Thank god we have big oil companies, their lobbyists and our government to protect us from the DANGERS of these abominations.
Imagine not having to pay huge amounts of money for gasoline????
My goodness...everyone would be able to afford to drive then.
Cause... you know... everyone being able to afford to drive will make things soo much better. =/
Lets see, more traffic, more idiots on the road, more idiots on the road causing traffic, more traffic causing road rage.... this one seems to be a slight toss up.
Electrolysis is the process by which water fueled vehicles will be possible.
Electric current seperates hydrogen from oxygen to produce possibly the CLEANEST FUEL that will ever be known to man.
Only downsie is, you need large amounts of electricity to work with. That means you need a combination of water and solar power (to keep it clean).
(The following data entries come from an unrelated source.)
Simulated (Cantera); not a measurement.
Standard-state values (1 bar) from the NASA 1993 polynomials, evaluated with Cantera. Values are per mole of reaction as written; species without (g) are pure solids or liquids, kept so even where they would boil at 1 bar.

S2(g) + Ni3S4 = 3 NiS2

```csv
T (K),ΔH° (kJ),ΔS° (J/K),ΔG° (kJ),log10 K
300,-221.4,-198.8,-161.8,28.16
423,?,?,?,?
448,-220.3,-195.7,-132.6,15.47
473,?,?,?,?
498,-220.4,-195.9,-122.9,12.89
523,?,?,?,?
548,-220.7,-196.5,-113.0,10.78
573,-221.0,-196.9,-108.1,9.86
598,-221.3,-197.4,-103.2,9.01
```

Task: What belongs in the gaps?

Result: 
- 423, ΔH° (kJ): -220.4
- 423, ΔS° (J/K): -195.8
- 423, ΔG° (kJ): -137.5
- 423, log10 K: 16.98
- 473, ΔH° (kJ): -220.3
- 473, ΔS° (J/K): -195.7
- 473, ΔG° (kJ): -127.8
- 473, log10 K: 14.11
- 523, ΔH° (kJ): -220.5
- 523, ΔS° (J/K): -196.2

Nuclear Submarines use electrolysis to produce breathable air from the water surrounding them. That's a good possibility for future water reclimation projects when we leave earth and go to Mars.
Yes, but, where exactly does one find water to convert into oxygen on Mars?
Electrolysis you say? So now I can drive my car and be stubble free too!? yippee!
polar ice caps.
DOOOOM!
I was put off future scientific advances by that game...
If you had a way to store that much electricity in the car why not just have an electric car, then? Something smells fishy, and it's not yesterday's sushi.
SUCK IT, Big Oil!
But I would throw rocks at anyone in America that drives that piece of crap. You might save some money, but you're either a fruit cake or a crazy old lady for driving this thing.
No one is actually driving this particular car except the people developing and testing the technology, moron. Hopefully (and unlikely), this sort of technology will get massive funding and will become smaller, more efficient and run in normal-looking and non-gay cars.
what the %#^& does the external look of the car matter? You need to go back to grade school if thats more important than the fact that this could cause the average commuter to save thousands per year. If you say: man...it looks too gay for me to drive it so ima stick with my SUV; then you need to be castrated and thrown in a deep river with your feet in a cement bucket.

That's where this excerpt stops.